Lot Essay
'Having set the fundamentals, the stage, I introduce the actors on the stage. Then it happens - when I set the inhabitants into a relation, I am not able to plan. In between the figures, and in between the figures and me, subtle relations start to be created. A microclimate comes into being'
(N. Rauch, quoted in A. Lubov 'The New Leipzig School', Neo Rauch: para, exh. cat., New York, 2007, p. 69).
'The most important quality features in painting for me are peculiarity, suggestiveness and timelessness'
(N. Rauch, quoted in Neo Rauch: Neue Rollen: Paintings 1993-2006, exh. cat., Wolfsburg, 2006, p. 166).
Towering above us, Falle (Trap) engulfs the viewer in a curiously evocative dreamscape of Neo Rauch's imagining. Painted in 2001, Falle was created at a pivotal point in the artist's career, coinciding with the artist's exhibition at the Venice Biennale, Museum Ludwig, Cologne, and Deutsche Guggenheim, Berlin. A vast insight into the mind and imagination of one of the most important painters active in Germany today, Falle combines various elements to create a strange oneiric allegory, showing a world overrun by a creature which the man in the foreground- recognisable as the artist himself- is attempting to lure into captivity. Depicted as a robust 1950s archetype, the self-portrait forms part of a larger visual narrative portraying the alienation of the model citizen. Set against an illusory anachronistic backdrop, the expanse of saffron water stretches into the distance towards the idyllic futuristic landscape, capped with a swirling sky of asphalt tentacles. Painted on a monumental scale, the viewer is offered a view into the collapsing utopia, set apart from the scene by a banister, further distancing us from the dreamscape.
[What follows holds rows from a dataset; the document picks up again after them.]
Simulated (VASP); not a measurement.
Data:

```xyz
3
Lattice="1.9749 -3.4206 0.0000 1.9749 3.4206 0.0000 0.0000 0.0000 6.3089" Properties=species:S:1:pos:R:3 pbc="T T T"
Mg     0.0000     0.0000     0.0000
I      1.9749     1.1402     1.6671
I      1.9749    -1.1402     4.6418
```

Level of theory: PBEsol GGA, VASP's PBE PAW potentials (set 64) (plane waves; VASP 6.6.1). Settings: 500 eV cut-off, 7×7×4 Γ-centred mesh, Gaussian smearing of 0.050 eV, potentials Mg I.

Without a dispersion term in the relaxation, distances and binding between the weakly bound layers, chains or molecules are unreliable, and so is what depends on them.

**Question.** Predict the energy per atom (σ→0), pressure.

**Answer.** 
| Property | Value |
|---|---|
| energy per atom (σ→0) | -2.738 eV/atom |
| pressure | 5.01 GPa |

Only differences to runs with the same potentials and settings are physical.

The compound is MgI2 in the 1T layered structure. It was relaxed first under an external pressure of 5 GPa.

The title, translated as 'trap', evokes a myriad of interpretations, arguably a cautionary message of the trappings of society or the alienation that comes with industrialism. While the figures share a common plane, absorbed in fruitless toils, their proportions reveal their detachment from each other. The female figure appears frozen mid gait, her running shoe cemented to the ground. The man in the background appears to be futilely punting from his stationary point on the pier. The largest figure lures gargantuan shrews into an abstracted palette of pure colour, butterflied like a pried open bear trap waiting to ensnare. The prominent scrawl snaking across the sky from an otherworldly floating meteor appears like an extra-terrestrial scope or vaudeville hook. The text block hanging ominously mid-air spells out the painting's title like a cautionary signal. As the artist has said of his paintings, 'having set the fundamentals, the stage, I introduce the actors on the stage. Then it happens-when I set the inhabitants into a relation, I am not able to plan. In between the figures, and in between the figures and me, subtle relations start to be created. A microclimate comes into being' (N. Rauch, quoted in A. Lubov, 'The New Leipzig School', Neo Rauch: para, exh. cat., New York, 2007, p. 69).
The immaculate Modernist buildings from Rauch's hometown of Leipzig reveal the level of absorption of his personal history into his practice; however, any nostalgia associated with this motif is confounded by his surreal surroundings with floating meteors and unusual foreign animals. The landscape behind is itself an intriguing mélange of the old and the new, the industrial and the domestic. The timeless quality of this dream world offers a deeply personal insight into Rauch's own conflated recollections. Replete with such triggers, the evocative atmosphere absorbs the viewer, embracing us in the chase and in the mystery of the picture as a whole. As the artist himself has stated, 'the most important quality features in painting for me are peculiarity, suggestiveness and timelessness' (N. Rauch, quoted in Neo Rauch: Neue Rollen: Paintings 1993-2006, exh. cat., Wolfsburg, 2006, p. 166).
Rauch bases his pictures on a range of influences and experiences, including his own dreams. Gradually, these motifs will often transform during the process of execution, as he works his way across the canvas, move by move. These paintings emotional and conceptual backdrop have their origins in Rauch's own experience of Germany. Having been raised in East Germany with the persuasive influence of Socialist Realism, he experienced with the end of Communism the strength of the new competing images that flooded the border. Rauch's own unease with the ideologies that have occupied so much of 20th century German history and the impossibility and impracticality of the perfect worlds that they promised is evident in Falle both in the people, presented as joyless automatons locked in a world of ritual, detached from any vital sense of reality, and in the crisp geometry of the distant utopias: an impossible, ungraspable and intangible vision. The people who fall prey to the empty promises of ideologies are echoed in the characters trapped in this picture.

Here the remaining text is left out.